Better encoding support for python 2

Stuart Prescott stuart at debian.org
Sat Aug 4 11:29:20 BST 2018


Hi Mihai,

Many thanks for your patch. I think str handling in particular looks correct 
and I'll merge it before our next release. 

I don't think I understand how key lookup part of your patch actually solves 
the specific problem you mention, however.

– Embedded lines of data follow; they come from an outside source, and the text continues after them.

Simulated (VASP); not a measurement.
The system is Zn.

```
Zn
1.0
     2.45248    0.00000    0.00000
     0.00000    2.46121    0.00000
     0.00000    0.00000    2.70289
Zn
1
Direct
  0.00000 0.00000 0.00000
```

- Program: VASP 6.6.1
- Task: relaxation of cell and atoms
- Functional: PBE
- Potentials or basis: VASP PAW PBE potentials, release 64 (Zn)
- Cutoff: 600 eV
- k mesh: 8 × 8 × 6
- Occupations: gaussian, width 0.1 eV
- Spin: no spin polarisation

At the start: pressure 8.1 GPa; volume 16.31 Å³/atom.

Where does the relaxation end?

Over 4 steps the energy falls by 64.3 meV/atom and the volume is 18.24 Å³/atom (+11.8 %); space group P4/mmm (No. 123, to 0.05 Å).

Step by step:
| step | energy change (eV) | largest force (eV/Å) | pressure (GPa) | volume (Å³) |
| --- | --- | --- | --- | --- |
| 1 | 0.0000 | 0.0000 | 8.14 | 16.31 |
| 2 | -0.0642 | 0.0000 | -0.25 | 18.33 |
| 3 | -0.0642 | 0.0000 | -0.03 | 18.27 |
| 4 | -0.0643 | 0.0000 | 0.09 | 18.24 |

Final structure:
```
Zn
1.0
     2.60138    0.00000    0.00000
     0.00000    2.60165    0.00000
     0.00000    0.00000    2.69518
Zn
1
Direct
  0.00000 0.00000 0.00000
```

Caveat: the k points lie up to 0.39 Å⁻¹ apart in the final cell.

> We have run across an older deb file:
> 
> http://ubuntu-master.mirror.tudos.de/ubuntu/pool/universe/a/aspell-is/aspell-is_0.51-0-4_all.deb
> 
> One of its files, usr/lib/aspell/íslenska.alias, is not utf8-encoded in
> the control file.

The encoding problem you have highlighted is found in the md5sums control 
file which is not a Deb822 format file and so the Deb822 class isn't a 
natural fit. (Also, for quite some time, the Deb822 format files have 
required to have keys be a limited subset of ASCII and this requirement only 
documented standard practice for a long time before that.) Further, Deb822 
keys are case-insensitive and so it seems bad to use filenames in Deb822 
keys since that will cause unwanted collisions.

My approach would be to use the `md5sums` parser within debfile to get this 
value:


from debian.debfile import DebFile

deb = DebFile('aspell-is_0.51-0-4_all.deb')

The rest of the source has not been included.